Fake Social Media Evaluator Job Scam on Facebook
Facebook groups and pages advertise 'search and social media quality evaluator' roles that impersonate legitimate rating programs, then charge fake fees or harvest identity documents.
Part of: Fake Social Media Evaluator Job Scam
Last reviewed: 13 July 2026
Genuine search and social media quality evaluation programs exist and are run by established companies, which makes Facebook an effective hunting ground for scammers who copy their branding and terminology. Posts appear in jobs and side-hustle groups promising flexible pay for rating search results or social media content from home.
How this scam works on Facebook
A Facebook post or page directs interested applicants to a private message conversation, where they are asked to complete an 'application' that requests a copy of a government ID, a selfie, or banking details for supposed direct deposit. Some versions charge an 'onboarding' or 'equipment' fee before granting access to a training portal.

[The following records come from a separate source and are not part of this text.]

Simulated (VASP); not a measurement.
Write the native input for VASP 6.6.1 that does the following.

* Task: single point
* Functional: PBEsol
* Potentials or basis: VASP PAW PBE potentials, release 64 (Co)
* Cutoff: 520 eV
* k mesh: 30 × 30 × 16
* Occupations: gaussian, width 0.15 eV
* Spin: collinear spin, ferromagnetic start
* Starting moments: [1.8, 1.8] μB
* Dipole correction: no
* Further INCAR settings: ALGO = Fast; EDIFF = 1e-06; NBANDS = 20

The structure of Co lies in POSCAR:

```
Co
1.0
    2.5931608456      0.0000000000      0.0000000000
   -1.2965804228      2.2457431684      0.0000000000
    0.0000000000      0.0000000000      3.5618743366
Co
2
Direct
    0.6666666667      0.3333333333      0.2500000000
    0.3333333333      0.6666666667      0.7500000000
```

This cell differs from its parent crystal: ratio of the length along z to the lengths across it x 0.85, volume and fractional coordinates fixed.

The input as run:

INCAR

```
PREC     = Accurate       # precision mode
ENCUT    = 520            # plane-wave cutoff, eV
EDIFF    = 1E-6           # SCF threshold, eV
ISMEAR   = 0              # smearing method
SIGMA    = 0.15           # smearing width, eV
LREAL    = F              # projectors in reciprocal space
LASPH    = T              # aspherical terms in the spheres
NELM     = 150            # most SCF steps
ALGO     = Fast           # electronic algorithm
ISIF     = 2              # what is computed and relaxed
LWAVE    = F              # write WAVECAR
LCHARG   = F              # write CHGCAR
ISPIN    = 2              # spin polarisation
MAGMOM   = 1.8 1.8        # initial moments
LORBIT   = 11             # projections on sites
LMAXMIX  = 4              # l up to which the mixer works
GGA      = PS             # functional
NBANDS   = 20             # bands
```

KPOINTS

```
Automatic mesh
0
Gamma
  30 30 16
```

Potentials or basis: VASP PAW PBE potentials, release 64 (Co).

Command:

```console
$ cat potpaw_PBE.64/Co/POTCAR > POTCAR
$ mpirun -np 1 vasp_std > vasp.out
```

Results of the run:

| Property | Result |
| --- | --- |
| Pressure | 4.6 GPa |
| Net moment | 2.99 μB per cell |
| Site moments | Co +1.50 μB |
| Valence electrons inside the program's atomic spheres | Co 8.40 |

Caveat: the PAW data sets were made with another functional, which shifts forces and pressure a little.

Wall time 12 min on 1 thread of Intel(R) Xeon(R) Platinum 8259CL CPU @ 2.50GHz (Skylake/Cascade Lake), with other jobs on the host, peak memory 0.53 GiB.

The Facebook page hosting the ad is often only weeks old, uses a logo resembling a real evaluator program, and disappears or gets renamed once complaints accumulate in the comments. Victims who hand over ID documents risk identity theft even if no direct payment was ever made.
Common red flags
- A Facebook ad or group post advertises evaluator work with vague company branding resembling a known program
- You are asked to pay a fee for training, an account, or equipment before starting work
- The application requests a scanned ID or selfie very early in the process, before any real vetting
- The Facebook page is new, has few followers, or its comments section is restricted
- Contact happens only through Facebook Messenger, with no official company email domain
- Promised pay rates are unusually high for simple rating tasks
How to protect yourself
- Apply for evaluator roles only through the official careers page of the legitimate program you recognize
- Never send a government ID copy or selfie to an unverified Facebook contact
- Refuse any request to pay a fee to begin work
- Search the exact company or program name plus 'scam' before applying
- Check the Facebook page's creation date, follower count, and post history
- Report and block pages that request payment or ID documents upfront
How to report it
- Report the page or post to Facebook using the 'Report' option for scams or fraud
- File a report with the FTC at ReportFraud.ftc.gov or your country's equivalent agency
- If you shared ID documents, consider a fraud alert or credit freeze with a credit bureau
Frequently asked questions
Are search and social media evaluator jobs real, or is this always a scam?
Genuine evaluator programs do exist and are run by established companies with formal application processes, but scammers frequently impersonate them on Facebook using similar branding. Always verify by going directly to the recognized program's official website rather than applying through a Facebook post or message.
I sent my ID to a Facebook page for an evaluator job — what should I do now?
Monitor your credit report and consider placing a fraud alert or credit freeze with a credit bureau, since a copy of your ID can be used for identity theft even without a direct payment. Report the page to Facebook and to your national fraud reporting body.
Can I get a refund if I paid an onboarding fee through Facebook Messenger?
Contact whatever payment method you used — a refund may depend on the payment method and timing, so contact your bank or payment provider directly to ask about disputing the charge. Payments made outside a buyer-protected checkout are harder to recover.
How do I verify a Facebook page claiming to represent a real evaluator company?
Go directly to the legitimate company's official website by typing the address yourself, and look for a careers or jobs section rather than trusting any link sent through Messenger. Genuine companies will not conduct their entire hiring process inside a Facebook chat.
Why do scammers specifically want a selfie along with an ID copy?
A selfie paired with an ID photo is often used to defeat identity-verification checks elsewhere, letting criminals open accounts or pass checks using your identity. This combination is a strong reason never to send both together to an unverified contact.